Multi-axis differential optical absorption spectroscopy (MAX-DOAS) is a remote sensing technique for measuring vertical profiles of trace gases and aerosols.   However, due to the complex radiative transport and limited information content of measurements, its profile inversion is challenging in the case of aerosol pollution.  

According to a paper recently published on Atmospheric Chemistry and Physics, researchers led by Prof. XIE Pinhua from the Hefei Institutes of Physical Science (HFIPS) of the Chinese Academy of Sciences, in collaboration with Prof. Wagner Thomas from Max Planck Institute for Chemistry (MPIC) of Germany, have evaluated the profile retrievals of aerosols and trace gases for MAX-DOAS measurements under different aerosol scenarios to help obtain better understanding of MAX-DOAS measurements under high pollution levels.

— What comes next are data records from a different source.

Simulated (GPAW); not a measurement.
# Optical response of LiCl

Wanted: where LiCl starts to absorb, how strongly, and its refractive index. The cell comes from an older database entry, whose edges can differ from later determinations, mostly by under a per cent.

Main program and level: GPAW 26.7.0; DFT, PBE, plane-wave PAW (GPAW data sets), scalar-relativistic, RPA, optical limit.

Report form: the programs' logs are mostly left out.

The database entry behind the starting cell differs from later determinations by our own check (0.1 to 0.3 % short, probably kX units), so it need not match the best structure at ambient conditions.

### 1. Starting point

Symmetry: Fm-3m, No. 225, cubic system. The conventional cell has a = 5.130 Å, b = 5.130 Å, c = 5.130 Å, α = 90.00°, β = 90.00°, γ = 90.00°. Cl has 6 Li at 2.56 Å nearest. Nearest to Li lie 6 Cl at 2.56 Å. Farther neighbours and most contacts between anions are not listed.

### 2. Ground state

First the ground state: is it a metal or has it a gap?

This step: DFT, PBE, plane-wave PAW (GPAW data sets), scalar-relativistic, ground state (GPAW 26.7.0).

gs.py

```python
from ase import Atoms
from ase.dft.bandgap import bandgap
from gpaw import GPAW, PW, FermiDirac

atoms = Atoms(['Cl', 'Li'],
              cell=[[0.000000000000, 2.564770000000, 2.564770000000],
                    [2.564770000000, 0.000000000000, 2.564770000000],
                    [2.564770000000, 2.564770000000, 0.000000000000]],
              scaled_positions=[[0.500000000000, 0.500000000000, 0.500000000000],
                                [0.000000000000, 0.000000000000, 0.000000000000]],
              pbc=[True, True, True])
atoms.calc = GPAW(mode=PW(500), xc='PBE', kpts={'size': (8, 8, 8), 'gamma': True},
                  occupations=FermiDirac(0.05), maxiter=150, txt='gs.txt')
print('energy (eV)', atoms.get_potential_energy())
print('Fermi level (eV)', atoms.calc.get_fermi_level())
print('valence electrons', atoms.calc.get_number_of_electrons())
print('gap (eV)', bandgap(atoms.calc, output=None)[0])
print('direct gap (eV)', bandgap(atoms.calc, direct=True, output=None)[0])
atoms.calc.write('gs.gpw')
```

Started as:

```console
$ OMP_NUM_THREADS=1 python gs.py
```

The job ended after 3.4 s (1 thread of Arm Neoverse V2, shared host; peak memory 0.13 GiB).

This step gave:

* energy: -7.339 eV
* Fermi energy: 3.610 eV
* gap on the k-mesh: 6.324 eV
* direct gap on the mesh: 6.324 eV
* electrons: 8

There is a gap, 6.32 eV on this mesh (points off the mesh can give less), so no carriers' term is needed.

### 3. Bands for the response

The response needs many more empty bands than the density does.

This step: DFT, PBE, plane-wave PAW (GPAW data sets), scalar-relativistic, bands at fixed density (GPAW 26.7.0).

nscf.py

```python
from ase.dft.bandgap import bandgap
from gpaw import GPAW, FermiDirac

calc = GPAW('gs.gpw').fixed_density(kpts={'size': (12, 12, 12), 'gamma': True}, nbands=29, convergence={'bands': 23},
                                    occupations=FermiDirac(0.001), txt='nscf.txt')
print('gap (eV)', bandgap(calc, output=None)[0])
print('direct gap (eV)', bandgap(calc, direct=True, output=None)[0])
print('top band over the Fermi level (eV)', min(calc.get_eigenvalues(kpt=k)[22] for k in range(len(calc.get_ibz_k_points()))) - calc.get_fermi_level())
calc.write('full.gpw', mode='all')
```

For different aerosol pollution scenarios, the researchers assessed the performances of two inversion algorithms. Three vertical profiles shapes described in different parameters, including Exponential, Boltzmann and Gaussian shapes, were used to represent the state of the aerosol.

"The two algorithms, one is based on optimal estimation, and the other uses a parameterized approach to retrieve the near-surface values of aerosol extinction and trace gas," said TIAN Xin, lead author of the study.

Compared with previous studies, much larger ranges of aerosol optical depth (AOD) and nitrogen dioxide (NO₂) vertical column densities (VCDs) were covered in this research.

The researchers found that the NO₂ profile was systemically dependent on the NO₂ VCD, but less dependent on the aerosol profiles. For low NO₂ VCDs, a strong relative overestimation of the retrieved NO₂ profile was found and vice versa. The large systematic deficiencies between the input and retrieval results can be improved by optimizing the covariance matrix of the a priori uncertainties for the optimal estimation algorithm.

This work was supported by the National Natural Science Foundation of China.

Comparison of the profiles retrieved by two inversion algorithms for 360 nm (first line) and 477 nm (second line) and the corresponding input profiles at different aerosol scenarios. The aerosol profile (a) and NO₂ profile (b) were shown. The red and blue curves indicate the results from optimal estimation and parameterized, respectively. (Image by TIAN Xin)